Outgoing pope's legacy debated by Kansas City area experts

KANSAS CITY, Mo. - Pope Benedict XVI's legacy is the subject of much debate.

Dennis Coday, managing editor of the National Catholic Reporter, has covered Benedict since he first became pope in 2005.

Coday said the high point of the pope's career was his push to encourage faith.

"He declared this the year of faith and wanted to increase Christianity in society," Coday explained.

But Coday said he was disappointed the pope wasn't more transparent about priests accused of sex crimes. Many of those priests were often reassigned to other churches to avoid prosecution and embarrassment for the church.

"The Pope apologized, but he could have done more," he added.

Jeff Weis is a Kansas City, Mo., resident and member of the St. Peter's Parish. He's hoping the pope's resignation will convince Bishop Robert Finn to stop down.

"It shows that if the pope stepped down, other church leaders can do the same," Weis explained.

Finn was convicted of a misdemeanor for failing to report suspected child abuse. Prosecutors alleged Finn knew that Father Shawn Ratigan was taking pornographic pictures of children and did not report it to police.

Weis said it will be hard for the Catholic community in the greater Kansas City area to find peace until Finn steps down.

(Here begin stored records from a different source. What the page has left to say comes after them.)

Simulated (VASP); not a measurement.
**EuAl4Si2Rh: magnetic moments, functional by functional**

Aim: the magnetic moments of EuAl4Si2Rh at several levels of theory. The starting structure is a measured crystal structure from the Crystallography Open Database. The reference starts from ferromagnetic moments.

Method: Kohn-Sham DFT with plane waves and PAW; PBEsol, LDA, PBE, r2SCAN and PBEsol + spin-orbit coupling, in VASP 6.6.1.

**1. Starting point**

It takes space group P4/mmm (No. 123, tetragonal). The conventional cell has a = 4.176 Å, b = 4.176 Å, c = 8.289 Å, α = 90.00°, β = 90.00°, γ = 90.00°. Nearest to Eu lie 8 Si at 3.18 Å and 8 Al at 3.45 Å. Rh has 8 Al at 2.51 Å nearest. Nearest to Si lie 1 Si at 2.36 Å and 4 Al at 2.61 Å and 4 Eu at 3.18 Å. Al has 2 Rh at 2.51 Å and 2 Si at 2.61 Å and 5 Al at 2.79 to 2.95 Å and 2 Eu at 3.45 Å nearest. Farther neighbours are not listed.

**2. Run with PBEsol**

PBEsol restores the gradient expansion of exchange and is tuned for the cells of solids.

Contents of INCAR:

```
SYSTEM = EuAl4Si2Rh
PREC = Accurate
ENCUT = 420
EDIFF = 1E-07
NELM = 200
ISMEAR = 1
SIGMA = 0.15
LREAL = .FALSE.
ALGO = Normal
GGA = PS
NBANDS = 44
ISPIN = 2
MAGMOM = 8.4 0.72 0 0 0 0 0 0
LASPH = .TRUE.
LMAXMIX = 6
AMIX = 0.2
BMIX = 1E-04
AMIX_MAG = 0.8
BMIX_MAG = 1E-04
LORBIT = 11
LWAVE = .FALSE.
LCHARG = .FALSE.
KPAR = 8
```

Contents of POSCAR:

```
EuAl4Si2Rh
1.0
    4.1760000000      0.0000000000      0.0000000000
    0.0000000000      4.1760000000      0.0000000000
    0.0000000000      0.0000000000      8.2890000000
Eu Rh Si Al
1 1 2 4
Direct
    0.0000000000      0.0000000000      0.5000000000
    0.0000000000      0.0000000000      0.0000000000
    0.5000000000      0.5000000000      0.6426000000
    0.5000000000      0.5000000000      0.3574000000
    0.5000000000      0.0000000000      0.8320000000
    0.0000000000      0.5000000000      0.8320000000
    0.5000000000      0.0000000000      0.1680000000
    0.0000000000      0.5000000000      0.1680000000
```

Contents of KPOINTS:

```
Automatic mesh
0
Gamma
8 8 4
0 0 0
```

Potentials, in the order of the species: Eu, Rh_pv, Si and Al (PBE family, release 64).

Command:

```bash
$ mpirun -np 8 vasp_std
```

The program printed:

Weis's online petition to remove Bishop Finn has more than 150,000 signatures. To find out more about the petition drive, visit http://chn.ge/TAa7e2

Finn said he was "surprised and saddened" by Benedict's decision in a statement Monday.

"He has been a wonderful Holy Father: Brilliant, joyful and holy. His whole ministry as a professor, priest, bishop, cardinal and pope has had historic and lasting implications," Finn said. "I ask all people of good will, especially our Catholic community, to pray for Pope Benedict and for the Church. We should begin even now to pray for the next pope."